The Dinner – Part III – Government or Party?

This is the part III of my dinner last night with mayors, city councils, and executives from city league and NCUCR…

During our talk, we realized when people tried to understand the politics in China, the major problem or source of confusion is about the structure of government, party, and legalization system.

People use the “government” to refer to anything that seems from the “government” – such as the government setup the great firewall, or the government issued this rule. The reality is, there is a distinct difference between the “government” and the “party”. Typically, the people holding government positions also holds party positions, and the two organization share similar people but they are still different.

Manuela analysed the constitution of China – I even really didn’t read it thoroughly yet, and pointed out that 2/3 of the representative in the People’s Congress can change the government head and appoint new people. There are two facts: 1. Do not follow the written rule is the real rule in China. 2. It only mentioned about the government, not party.

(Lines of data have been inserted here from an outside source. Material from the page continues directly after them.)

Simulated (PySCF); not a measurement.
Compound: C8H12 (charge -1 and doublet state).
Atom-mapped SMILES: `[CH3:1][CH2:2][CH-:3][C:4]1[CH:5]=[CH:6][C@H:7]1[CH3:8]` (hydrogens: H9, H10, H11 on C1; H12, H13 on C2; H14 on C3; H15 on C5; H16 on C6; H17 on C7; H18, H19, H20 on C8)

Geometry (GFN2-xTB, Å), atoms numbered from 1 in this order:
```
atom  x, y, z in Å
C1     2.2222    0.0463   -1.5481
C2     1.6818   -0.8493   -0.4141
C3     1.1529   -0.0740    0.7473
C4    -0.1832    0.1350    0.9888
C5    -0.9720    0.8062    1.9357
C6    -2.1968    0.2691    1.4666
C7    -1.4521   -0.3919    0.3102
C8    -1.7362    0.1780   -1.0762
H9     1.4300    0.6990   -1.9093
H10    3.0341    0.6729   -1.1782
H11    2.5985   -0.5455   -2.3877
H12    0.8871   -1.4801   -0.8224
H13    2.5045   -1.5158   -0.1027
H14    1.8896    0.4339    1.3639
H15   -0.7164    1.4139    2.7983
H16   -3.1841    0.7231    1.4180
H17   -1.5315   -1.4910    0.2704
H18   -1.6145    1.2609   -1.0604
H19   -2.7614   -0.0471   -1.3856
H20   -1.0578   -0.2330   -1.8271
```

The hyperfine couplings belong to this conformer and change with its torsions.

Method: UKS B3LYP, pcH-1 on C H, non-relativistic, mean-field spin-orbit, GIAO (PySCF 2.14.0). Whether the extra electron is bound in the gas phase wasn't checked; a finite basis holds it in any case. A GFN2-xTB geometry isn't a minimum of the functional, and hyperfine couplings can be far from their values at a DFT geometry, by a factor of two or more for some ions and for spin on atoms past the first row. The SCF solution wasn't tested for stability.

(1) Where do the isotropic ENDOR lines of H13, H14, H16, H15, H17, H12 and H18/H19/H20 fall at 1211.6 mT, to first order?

To understand this difference is the key to understand the different of government behavior and the differences U.S. and Chinese politics systems, I personally believe so.

4 thoughts on “The Dinner – Part III – Government or Party?

  1. davidn

    Yeah, I think “mayor” is the word he’s looking for. When I read “major” I think of the military rank. If he wants one word to summarize all those people, “VIP” is the best I can think of.

    My understanding of China governance so far is that the party is the source of power, and the party created the (national) government, which is subordinate to it, to implement its policies. Does that sound accurate so far?

    Now a couple of ignorant questions: What about local governments (provinces, cities, etc.)? Do they derive their power directly from the party, or from the national government? Do national laws trump local laws (as in the US federalist system)? Are there specifically enumerated domains of influence (e.g. taxation, education, commerce, media) that are reserved for one level of government or another? Or is it a free-for-all where any entity can make a law or regulation about anything? I also understand that the different parts of the government don’t always get along with each other, and there’s some amount of in-fighting and power struggles between national and local levels, and different agencies within one level. To what degree do you think that is true?

  2. xge

    to my understanding, the party and the government are two parelell systems, and at every level of the government ladder, there is a conresponding party level that has a higher degree of power than the government and controlls the government.

    Almost all the laws and regulations are only applied to the government but not to the party. This explain to a certain degree why the laws are not strickly followed in China, it is because the controlling power, the party, is not required to follow it.